Pitons of Reunion
The Pitons, cirques and remparts
of Reunion Island are renowned for their visually striking landscape and remaining high numbers of endemic plant species. The site consists of two adjoining volcanic massifs, with remparts (steep rock walls) and cirques (imposing natural amphitheatres) that evolved due to erosion and volcanism.
The site corresponds with the core zone of La Réunion national park, which protects the middle and upper slopes of the two peaks. The park covers more than 40% of Reunion Island. The vulcanos are the dormant Piton de Neiges (3,071m) and the highly active Piton de la Fournaise (2,632m). The latter has erupted over 100 times since 1640 and is one of the most continuously active in the world. Many volcanic features can be found in the area, such as lava flows and basaltic cliffs.

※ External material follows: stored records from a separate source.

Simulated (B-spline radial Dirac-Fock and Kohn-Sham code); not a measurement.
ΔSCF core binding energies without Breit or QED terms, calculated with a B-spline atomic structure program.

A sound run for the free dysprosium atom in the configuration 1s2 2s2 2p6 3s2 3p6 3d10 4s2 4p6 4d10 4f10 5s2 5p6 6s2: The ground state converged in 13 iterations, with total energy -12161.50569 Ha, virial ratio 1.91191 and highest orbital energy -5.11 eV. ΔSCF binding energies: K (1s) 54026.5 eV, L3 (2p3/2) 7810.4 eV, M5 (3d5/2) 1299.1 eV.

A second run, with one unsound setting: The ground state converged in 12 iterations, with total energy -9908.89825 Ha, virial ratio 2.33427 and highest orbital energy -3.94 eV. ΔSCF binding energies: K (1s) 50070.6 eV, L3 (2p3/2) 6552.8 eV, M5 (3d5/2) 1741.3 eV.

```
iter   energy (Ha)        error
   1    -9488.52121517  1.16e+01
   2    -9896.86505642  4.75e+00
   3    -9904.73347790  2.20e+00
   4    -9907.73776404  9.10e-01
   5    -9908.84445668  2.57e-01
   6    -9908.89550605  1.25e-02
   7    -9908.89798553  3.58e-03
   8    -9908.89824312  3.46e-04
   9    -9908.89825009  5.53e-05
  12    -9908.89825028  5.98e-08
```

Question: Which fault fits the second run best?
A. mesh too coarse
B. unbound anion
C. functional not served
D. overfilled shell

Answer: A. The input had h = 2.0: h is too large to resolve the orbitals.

The Pitons are covered with subtropical rainforests and cloud forests. It is a global centre of plant diversity with a high degree of endemism within the Mascarene archipelago, which consists of Madagascar, Mauritius and smaller islands in the Indian Ocean.
|Jarek Pokrzywnicki (Poland):|
Non argueably one of world's wonders. Tropical forests, cirques, volcano, steep mountains, canyoons, watarfalls, everything can be found there.
Reunion National Park covers relatively big area almost entire interior (except those aound villages), easy accesible by foot (marked trails) or bus. For those with limited time the best starting point to see the cirques is either Cilaos or Salazie (both accessible by bus).
For visiting the volcano (Piton de la Fournaise) it is better to have your own / rent car good road from Bourg-Murat up to Pas de Bellecombe (free parking). Otherwise it is a half day walk up to Gite de volcano. Piton de la Fournaise resembles Teide of Tenerife but at least the crater area is much, much bigger.